DMARC Policy Strength
What This Check Does
The DMARC Policy Strength check examines your DMARC record to verify that the policy is not set to "p=none" without a subdomain policy override (sp=quarantine or sp=reject). A DMARC policy of "p=none" only monitors email authentication failures without taking any enforcement action, leaving your domain vulnerable to spoofing.
DNS Spy reads your _dmarc TXT record and evaluates the "p" tag. If it finds "p=none" with no stronger subdomain policy, this check fails.
Why It Matters
DMARC (Domain-based Message Authentication, Reporting & Conformance) is designed to prevent email spoofing and phishing. However, a policy of "p=none" is essentially monitoring-only — it tells receiving mail servers to deliver spoofed emails anyway, just send reports about them. This provides visibility but zero protection against attackers sending fraudulent emails from your domain.
While "p=none" is acceptable during initial DMARC deployment to gather data, it should be transitioned to "p=quarantine" or "p=reject" as quickly as possible. Leaving it at "p=none" indefinitely defeats the purpose of DMARC.
NIST SP 800-81, Section 6, addresses email security best practices. Enforcing DMARC policies is a key component of protecting your domain against email-based attacks. DNS Spy helps you identify and strengthen weak DMARC policies.
NIST SP 800-81 Compliance
Section 6 of the NIST Secure DNS Deployment Guide covers email security, emphasizing the importance of authentication mechanisms like DMARC. An enforced DMARC policy (quarantine or reject) is essential for compliance. DNS Spy monitors your DMARC policy strength and alerts you when it falls below recommended enforcement levels.

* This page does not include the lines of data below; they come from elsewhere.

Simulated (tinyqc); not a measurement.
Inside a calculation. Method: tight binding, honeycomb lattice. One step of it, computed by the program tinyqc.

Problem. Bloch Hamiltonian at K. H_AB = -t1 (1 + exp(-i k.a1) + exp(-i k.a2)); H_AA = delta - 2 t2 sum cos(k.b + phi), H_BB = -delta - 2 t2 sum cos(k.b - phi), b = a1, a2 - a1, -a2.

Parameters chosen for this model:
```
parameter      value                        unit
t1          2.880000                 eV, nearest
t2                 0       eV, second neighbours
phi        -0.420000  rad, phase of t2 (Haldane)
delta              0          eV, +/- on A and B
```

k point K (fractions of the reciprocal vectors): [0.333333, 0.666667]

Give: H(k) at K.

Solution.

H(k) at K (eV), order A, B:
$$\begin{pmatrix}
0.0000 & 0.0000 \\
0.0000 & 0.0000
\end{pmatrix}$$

Good vs. Bad Configuration
Bad Configuration
v=DMARC1; p=none; rua=mailto:dmarc@example.com — This only monitors without enforcement. Spoofed emails will still be delivered to recipients.
Good Configuration
v=DMARC1; p=reject; rua=mailto:dmarc@example.com; ruf=mailto:dmarc-forensic@example.com — This tells receiving servers to reject emails that fail DMARC authentication, providing strong protection against spoofing.
How DNS Spy Monitors This
DNS Spy checks your _dmarc TXT record during each monitoring cycle, evaluating both the main policy (p=) and subdomain policy (sp=) tags. If the policy is set to 'none' without a stronger subdomain override, an alert is triggered. DNS Spy tracks policy changes over time, helping you verify that your DMARC enforcement is progressing from monitoring to full enforcement.